Fort Lisa (1812–1823) was established in 1812 in what is now North Omaha in Omaha, Nebraska by famed fur trader Manuel Lisa and the Missouri Fur Company, which was based in Saint Louis. The fort was associated with several firsts in Nebraska history: Lisa was the first European farmer in Nebraska; it was the settlement by American citizens set up in the then-recent Louisiana Purchase; Lisa's wife (his third) was the first woman resident of European descent in Nebraska; and the first steamboat to navigate Nebraska waters, the Western Engineer, arrived at Fort Lisa in September 1819.

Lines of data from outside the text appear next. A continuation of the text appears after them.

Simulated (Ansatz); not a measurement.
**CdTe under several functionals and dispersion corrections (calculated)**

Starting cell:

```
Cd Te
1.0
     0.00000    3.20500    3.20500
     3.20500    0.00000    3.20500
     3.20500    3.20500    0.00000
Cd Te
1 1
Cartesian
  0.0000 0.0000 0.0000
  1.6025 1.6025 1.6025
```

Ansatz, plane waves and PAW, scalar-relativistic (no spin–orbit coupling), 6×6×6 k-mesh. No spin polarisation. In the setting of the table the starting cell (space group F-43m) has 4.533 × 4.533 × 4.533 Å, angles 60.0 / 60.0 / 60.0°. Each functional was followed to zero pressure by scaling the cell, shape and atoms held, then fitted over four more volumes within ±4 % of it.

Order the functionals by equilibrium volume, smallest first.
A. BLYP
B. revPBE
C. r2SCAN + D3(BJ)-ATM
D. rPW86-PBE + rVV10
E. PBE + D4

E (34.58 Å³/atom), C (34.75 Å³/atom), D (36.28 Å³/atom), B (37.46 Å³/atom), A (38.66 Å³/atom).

Lisa established Fort Lisa on the Missouri River about 12 miles north of what became Omaha after abandoning his trading posts in the Upper Missouri River Valley, which were Fort Raymond/Manuel in Montana and the original Fort Lisa in North Dakota. The War of 1812 disrupted the fur trade with Native Americans for years.

Fort Lisa (Nebraska) was located, "at a point between five and six miles below the original Council Bluff – where Lewis and Clark had a council with the Missouri and Otoe Indians, August 3, 1804, and now the site of the town of Fort Calhoun..." The site of Fort Lisa is located at 11808 John J. Pershing Drive in the northwest corner of Hummel Park, north of Florence, Nebraska. Father De Smet, a historical figure after Lisa's time, identified the fort as being a mile north of Cabanne's Trading Post on the Ponca Creek.